State Policy Recommendations to Protect Landowners

Most State Legislatures will be convening this coming January, giving citizens an opportunity to restore property rights protections and stop the 30×30 agenda.

Over the past several years, numerous Legislatures have considered policies that furthers the Biden-Harris administration’s climate agenda and 30×30 Land Grab without many understanding the connection.

Below are key issues to watch for and keep your State House and Senate members apprised of, to ensure full constitutional protection of property rights. 

  1.     Land and Water Conservation Fund

Multiple states in their last legislative session had members introduce bills creating “Land and Water Conservation Funds.”  These Funds take state dollars and create slush funds for environmental organizations and land trusts to secure matching grants, which are required to unlock the billions of federal dollars available to implement the Biden-Harris 30×30 Land Grab agenda at the local level.

In previous legislative sessions, ASL was asked to help educate members in Texas, Kansas and Tennessee on similar conservation bills.  In Texas, it was the “Land and Water Conservation Fund.”  In Kansas it was called the “Working Lands Conservation Fund” and in Tennessee the “Farmland Preservation Fund.” 

All these funds had one common goal.  They were designed to allow states to take federal dollars as matching grants to purchase conservation easements.  Texas’ Fund took $2 billion of the state’s Rainy-Day funds to give as grants to environmental organizations specifically to purchase conservation easements.  

With $2 billion just in state money, land trusts would have enough funding to place most of Texas’ private land under the control of the federal government through conservation easements.  

Over the past three and a half years, The Biden-Harris administration has orchestrated a national agenda to use federal programs and funds to entice landowners to sign up under federal conservation programs or place permanent conservation easements on their land.

One of the major steps necessary to achieve their goal of permanently protecting 30 percent of our land and water by 2030, is to have individual states enact legislation that sets up the state matching grant program.

Make sure your state leaders are aware of these types of bills.

  1.       Natural Asset Companies 

With the help of dozens of powerful friends, ASL exposed and defeated the Securities and Exchange Commission’s (SEC) proposed rule to create Natural Asset Companies (NACs).

In September of 2021, we learned of a group backed by the Rockefeller Foundation called the Intrinsic Exchange Group (IEG) who partnered with the New York Stock Exchange (NYSE) to create a new investment vehicle known as “Natural Asset Companies,” or NACs.

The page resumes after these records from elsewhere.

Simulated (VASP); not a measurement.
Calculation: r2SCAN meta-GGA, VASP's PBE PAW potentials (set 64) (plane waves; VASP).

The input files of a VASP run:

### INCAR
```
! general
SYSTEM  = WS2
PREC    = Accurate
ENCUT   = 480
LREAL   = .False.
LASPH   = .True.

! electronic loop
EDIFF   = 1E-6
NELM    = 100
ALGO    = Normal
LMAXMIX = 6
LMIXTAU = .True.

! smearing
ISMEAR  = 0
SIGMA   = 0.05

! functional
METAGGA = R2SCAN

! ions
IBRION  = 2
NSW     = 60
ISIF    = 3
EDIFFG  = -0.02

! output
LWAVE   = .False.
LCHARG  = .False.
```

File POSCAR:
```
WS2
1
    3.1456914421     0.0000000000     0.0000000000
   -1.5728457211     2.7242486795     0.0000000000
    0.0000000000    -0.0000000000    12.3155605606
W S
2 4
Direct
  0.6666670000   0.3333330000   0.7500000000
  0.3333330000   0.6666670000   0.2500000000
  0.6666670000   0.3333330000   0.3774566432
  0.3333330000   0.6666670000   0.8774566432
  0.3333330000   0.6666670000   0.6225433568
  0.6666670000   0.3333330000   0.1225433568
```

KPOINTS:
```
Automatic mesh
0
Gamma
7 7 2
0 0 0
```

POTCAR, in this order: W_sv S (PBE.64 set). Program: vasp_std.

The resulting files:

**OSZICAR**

IEG proposed to quantify and, for the first time, monetize natural processes and ecosystem services through a vehicle that would allow global elites and foreign adversaries to profit from, and control, development of America’s natural resources.

Within four short months, the New York Stock Exchange withdrew their proposal in light of opposition from members of Congress, State Treasurers and Attorneys General, and landowners all across the country.

In the meantime, multiple bills were crafted to prevent future attempts to create NACs at the state and federal level.  Such a bill was  filed in Nebraska and in Congress, U.S. Representative Mark Green (TN-07) and Representative Harriet Hageman (WY-AL) introduced the “Protect America’s Lands Act” to stop future NACs. 

At the last American Legislative Exchange Council (ALEC) annual meeting, a model state bill aimed at preventing the creation of Natural Asset Companies (NACs) was spearheaded by Craig Rucker, President of the Committee for a Constructive Tomorrow (CFACT) and introduced by South Dakota State Representative Julie Auch.

The CFACT model NAC bill is titled the “Natural Asset Company Prohibition Act.” It was designed to stop companies and countries (some foreign, including China) from profiting through the purchase and locking up U.S. lands for no meaningful purpose other than to stop farming, ranching, or resource extraction. 

If you want to prevent NACs from being created in your state, we recommend you share the “Natural Asset Company Prohibition Act” with your state House and Senate members.

  1.       Conservation Easements

With the exposure of the Natural Asset Companies scam and Biden’s 30×30 Land Grab, conservation easements have been revealed as a critical tool to take control of private property.

Billions of federal dollars have been funneled toward NGO’s and Land Trusts to entice landowners into placing conservation easements on their land. This has caused many lawmakers to look for ways to put guardrails on the device. One key correction that has been advanced is to end “forever” easements by requiring a sunset provision in the contract.

ASL has long agreed with the rule against perpetuities that does not allow the “dead hand” to control how property will be used beyond the owner’s death.  That is precisely the rule conservation easements violate. They take away the next generation’s ability to decide how the land they have inherited or purchased can be used.

Placing a term limit such as 15 years or letting it to expire five years after the death of the landowner, would be a sensible policy.  As technology and agriculture production methods evolve, land uses should not be limited to those used in the previous century. 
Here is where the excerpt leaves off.